From Iceland — Where Love Hides: Gyða Valtýsdóttir ‘In Another Dimension’

Where Love Hides: Gyða Valtýsdóttir ‘In Another Dimension’

Published January 13, 2020

Where Love Hides: Gyða Valtýsdóttir ‘In Another Dimension’
Andie Sophia Fontaine
Photo by
Stills from the movie

GYÐA’s latest release, ‘Evolution,’ has been making waves. Since being one of the founding members of múm, one of Iceland’s best-known early-2000s indie bands, Gyða Valtýsdóttir has taken her career in many new directions, composing for herself or others. Most recently, she won the 2019 Nordic Council Music Prize, and for good reason. Her soulful, at times ecstatic songs transport the listener to another dimension. Which is pretty fitting, considering the title of her latest video, “In Another Dimension.”. 

In this video, we witness GYÐA at the beach, practising what appears to be arcane magic rituals. This is no accident, GYÐA explains.

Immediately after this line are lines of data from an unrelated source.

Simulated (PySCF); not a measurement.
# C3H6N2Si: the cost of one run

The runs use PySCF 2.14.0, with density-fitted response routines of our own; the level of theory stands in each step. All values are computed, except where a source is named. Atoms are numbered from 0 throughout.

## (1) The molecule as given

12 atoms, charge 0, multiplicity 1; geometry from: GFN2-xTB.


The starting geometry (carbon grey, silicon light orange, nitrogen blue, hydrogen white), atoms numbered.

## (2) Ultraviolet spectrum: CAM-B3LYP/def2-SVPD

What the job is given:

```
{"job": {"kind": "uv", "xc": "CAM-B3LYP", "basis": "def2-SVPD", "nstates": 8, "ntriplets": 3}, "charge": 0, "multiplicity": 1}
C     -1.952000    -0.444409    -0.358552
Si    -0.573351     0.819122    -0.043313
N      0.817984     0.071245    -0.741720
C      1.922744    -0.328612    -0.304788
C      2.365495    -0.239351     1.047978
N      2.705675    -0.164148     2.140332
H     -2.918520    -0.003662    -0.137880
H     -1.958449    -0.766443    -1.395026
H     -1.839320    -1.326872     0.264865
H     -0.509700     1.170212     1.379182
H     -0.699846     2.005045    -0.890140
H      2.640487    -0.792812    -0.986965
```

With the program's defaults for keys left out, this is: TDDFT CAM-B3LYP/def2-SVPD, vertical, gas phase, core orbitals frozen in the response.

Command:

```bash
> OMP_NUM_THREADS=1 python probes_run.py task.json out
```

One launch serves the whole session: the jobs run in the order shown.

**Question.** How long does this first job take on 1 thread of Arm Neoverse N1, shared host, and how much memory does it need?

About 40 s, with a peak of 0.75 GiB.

“The song was sort of co-written by a boy who wanted to be embodied through me,” she tells us. “It is about the conception of him in one of the multiple realities, but in this one, he just became this song.” Much of this imagery came from a visit to Turkey, a very personal and magical experience for the artist. “Many times the road would split in two and I had a choice where to go. Now I live in the outcome of these choices. But this song is about another outcome, which I didn’t take. Any creation is magic—everything we do and create is a thought-form moved into the physical, to me that is magic.”



Love within Evolution

Going by this and the video for 2018 single “Moonchild,” connection to the natural world, and water in particular, seems to be a common thread. Is that one of the reasons for ‘Evolution’ as a title of GYÐA’s album , i.e., our own evolution out of the seas? Well, yes, as it turns out, but there’s more to it than that. 


“I didn’t even try to find a name for this record, knowing it would reveal itself,” GYÐA says. “When it did, loud and clear, I was quite surprised. I found it unpoetic, but then I started to see all the ways it made sense and the beauty of the word. Evolution comes in the first sentence of one of the songs on the album called ‘Moonchild.’ I find evolution so fascinating, both morphing of matter and the evolution of consciousness, as a collective and individuals. I also like that the word Love hides in there. So yes and no, anyone can read what they want into it, it can have endless meanings because it came through me rather than from me.”

No rest

An ever-growing and ever-evolving artist such as GYÐA is never content to rest on her laurels. True to her nature, there are still many dreams on the horizon for her.




“What I mostly wish for right now is a team,” she says. “I feel the limitation of doing things so much by myself and that it is just more fun to work with others. I’d like to find a manager or a partner in this business that being a musician is. I’d like to have creative collaborators to discuss and execute ideas with, and I believe that resources will come when I find the stream for them to flow through.”

Overall, she stresses the importance of artists having the resources they need to attain their dreams—in this dimension or any other.


“I believe that when resources go to creative people, it will be shared and it will grow,” she says. “They’ll create something with it and around that creation so many others will be on board and benefit. Creative people do not sit on their gold because they know it has to flow; everything has to or there will be stagnation, constipation and that’s the end of creativity.”